Seaside, Florida: Small town, big pride

This past week, I attended a Small Scale Developer bootcamp in Seaside, Florida and had the chance to visit this new urbanist town in the Florida panhandle for the first time. More on the bootcamp later. For now, I’m writing about Seaside, the town, and its impression on me.

We stayed in the Seaside Academic Village, part of the Seaside Institute. We were awoken to the sounds of kids playing in this lawn next to the Academic Village, and it was buzzing with activity almost all day. These kids are lucky enough to be enrolled in a very selective charter school that is setup in the center of Seaside. Hard to imagine a more idyllic childhood. Here they are taking a class photo our first morning in the town.

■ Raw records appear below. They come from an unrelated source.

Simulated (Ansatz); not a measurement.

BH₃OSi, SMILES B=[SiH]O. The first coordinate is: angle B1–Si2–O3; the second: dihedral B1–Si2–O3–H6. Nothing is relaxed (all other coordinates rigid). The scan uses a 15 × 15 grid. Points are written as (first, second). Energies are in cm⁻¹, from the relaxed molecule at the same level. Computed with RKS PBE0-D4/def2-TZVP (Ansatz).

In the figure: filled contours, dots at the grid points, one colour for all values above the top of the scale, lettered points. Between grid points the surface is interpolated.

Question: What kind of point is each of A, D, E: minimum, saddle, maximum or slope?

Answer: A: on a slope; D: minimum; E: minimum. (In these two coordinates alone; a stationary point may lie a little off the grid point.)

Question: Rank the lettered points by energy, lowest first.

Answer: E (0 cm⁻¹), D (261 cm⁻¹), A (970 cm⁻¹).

I was impressed with the way this school used the neighborhood itself as a learning environment. Since the weather was great, teachers were leading children around the town throughout the day, including visits to the town square, which has another lawn and amphitheater. It’s refreshing to see a place where kids can be kids, and a school that is unmistakably a school, unlike a lot of the ‘big box’ drive-through schools we’re building these days.



In case there were any lingering questions about what this building is for, the signage removes any doubt. “Seaside Neighborhood School”.


Seaside Neighborhood School community garden



This is a Seaside avenue. Look at that skinny width! We measured it imprecisely at about 8′ in width. Notice the gravel to the side of the paved driving lane. This is how parking is done in much of Seaside. Instead of trying to fight nature and grow the perfect chem-lawn, nature is largely left to its own devices and the plants that makes sense in this environment are what thrive – those that don’t require lots of irrigation and upkeep. From my observations, Seaside is basically all native landscaping.



The road below is a county road. Eat your heart out, Palm Beach County traffic engineering. I still don’t fully understand how Seaside managed to tame a county road to this degree; maybe that’s just because I live in a county that never saw a road widening project it didn’t like. Our guides mentioned something about Walton County being really tiny and not paying attention, not having been poisoned by the sprawl building lobby, blissfully ignorant… I’m not sure which factor played the biggest role, but in any case, the outcome is a county road passes through Seaside that manages not to cut the town completely in two. Skinny lanes, more on-street parking (gravel again!), and people coming and going across the street keep speeds low and very humane.



There is a definite center and edge to this town. Just beyond the church is wilderness. Nature is never far and everything is within a five minute walk. Suburban living tried to bring town and country together, but failed to deliver on its promise. Building a real town allows for a real communal life, while still providing access to nature within walking distance.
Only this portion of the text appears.